Mumbai, Jan 28: A 33-year-old woman has written to the National Commission for Women (NCW) alleging that Bollywood choreographer Ganesh Acharya used to make her watch porn videos whenever she visited his office in Mumbai.

In a complaint filed with the police, the woman, an assistant choreographer, has alleged that Acharya and two women assaulted her during a function of the Indian Film and Television Choreographers Association (IFTCA) held in suburban Andheri on Sunday.

Besides Acharya, the complainant, Divya Kotian, has named Jayashree Kelkar and Preeti Lad in her complaint for assault, a police official said on Tuesday.

Calls made to Acharya for his reaction remained unanswered.
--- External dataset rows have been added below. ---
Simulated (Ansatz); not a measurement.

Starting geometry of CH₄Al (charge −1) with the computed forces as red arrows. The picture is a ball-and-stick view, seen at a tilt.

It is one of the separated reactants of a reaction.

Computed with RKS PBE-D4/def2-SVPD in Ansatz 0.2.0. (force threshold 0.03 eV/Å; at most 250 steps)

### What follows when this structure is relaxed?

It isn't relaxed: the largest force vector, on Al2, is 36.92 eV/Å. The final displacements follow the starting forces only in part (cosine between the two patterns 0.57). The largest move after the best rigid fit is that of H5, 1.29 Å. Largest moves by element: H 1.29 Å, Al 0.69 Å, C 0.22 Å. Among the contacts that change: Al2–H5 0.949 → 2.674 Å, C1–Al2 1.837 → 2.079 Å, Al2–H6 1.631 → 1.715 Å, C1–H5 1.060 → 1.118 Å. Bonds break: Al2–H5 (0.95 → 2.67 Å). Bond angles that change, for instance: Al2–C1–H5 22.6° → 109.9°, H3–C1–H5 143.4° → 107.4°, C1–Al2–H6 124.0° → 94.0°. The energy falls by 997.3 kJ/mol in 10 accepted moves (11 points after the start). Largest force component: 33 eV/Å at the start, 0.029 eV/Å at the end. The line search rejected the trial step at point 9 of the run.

In her letter to the NCW, Kotian, a resident of suburban Bhayandar, claimed that Acharya forced her to watch adult videos whenever she visited his office.

In her complaint with Amboli police station, Kotian alleged that Acharya was demanding a commission from her for working in the film industry.

Kotian is also a member of the IFTCA.

Acharya, who was elected as a general secretary of the IFTCA, used to frequently call the complainant at the office in Andheri, the police official said quoting the complaint.

On January 26, when Kotian reached the IFTCA office, Acharya shouted at her and announced that she was being "suspended", he said.

Acharya grew furious after Kotian told him that she is a member of the IFTCA and allegedly asked his team member, Jayashree Kelkar, to slap her, the police official said.

"Kelkar and Preeti Lad hit me in public view which was captured on the CCTV," the complaint stated.

Police have registered a non-cognisable (NC) offence and investigating, the official added.